ADR-11: Integration Testing with Golden Snapshots
🇰🇷 한국어 버전
| Date | Author | Repos |
|---|---|---|
| 2025-12-23 | @KubrickCode | core |
Status: Accepted
Context
Problem Statement
SpecVital Core parser must accurately detect tests across:
- Multiple test frameworks (Jest, Vitest, Playwright, JUnit, pytest, etc.)
- Multiple programming languages (JavaScript, TypeScript, Python, Go, Java, C#, etc.)
- Complex repository structures (monorepos, mixed frameworks, polyglot projects)

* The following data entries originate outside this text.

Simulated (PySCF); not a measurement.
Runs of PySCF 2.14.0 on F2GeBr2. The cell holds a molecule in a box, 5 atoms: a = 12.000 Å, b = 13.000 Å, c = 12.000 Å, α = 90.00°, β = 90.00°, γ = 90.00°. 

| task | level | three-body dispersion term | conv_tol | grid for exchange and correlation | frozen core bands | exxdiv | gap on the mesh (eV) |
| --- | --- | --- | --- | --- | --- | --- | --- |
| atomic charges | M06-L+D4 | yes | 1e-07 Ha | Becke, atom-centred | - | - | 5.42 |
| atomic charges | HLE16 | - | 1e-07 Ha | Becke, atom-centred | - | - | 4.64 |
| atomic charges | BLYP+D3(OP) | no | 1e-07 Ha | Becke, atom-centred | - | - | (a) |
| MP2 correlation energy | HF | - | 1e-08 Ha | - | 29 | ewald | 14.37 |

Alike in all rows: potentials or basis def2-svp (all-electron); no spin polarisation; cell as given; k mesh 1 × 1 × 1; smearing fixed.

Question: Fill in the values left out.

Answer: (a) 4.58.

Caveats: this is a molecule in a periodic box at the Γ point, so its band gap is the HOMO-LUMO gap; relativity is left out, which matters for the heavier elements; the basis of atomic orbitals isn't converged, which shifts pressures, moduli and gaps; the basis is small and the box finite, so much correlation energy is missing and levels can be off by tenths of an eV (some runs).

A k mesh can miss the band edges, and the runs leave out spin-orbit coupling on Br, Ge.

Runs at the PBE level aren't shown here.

Challenges with Unit Tests Alone
- Limited Coverage: Synthetic test fixtures cannot anticipate all real-world code patterns
- Regression Risk: Parser changes may silently break detection in frameworks not covered by unit tests
- Edge Cases: Monorepos with nested configs, multiple frameworks in single repo, unconventional file structures
Requirements
- High Confidence: Verify parser behavior against real codebases
- Regression Detection: Automatically detect when parser output changes
- Fast Feedback: Re-runs should be quick despite testing many repositories
- Deterministic Results: Same input should produce same output
Decision
Use real open source GitHub repositories with golden snapshot comparison for integration testing.
Integration tests:
- Clone real repositories from GitHub
- Run the full parsing pipeline
- Compare results against pre-recorded golden snapshots
- Fail if any differences are detected (unless intentionally updated)
Options Considered
Option A: Golden Snapshots with Real Repositories (Selected)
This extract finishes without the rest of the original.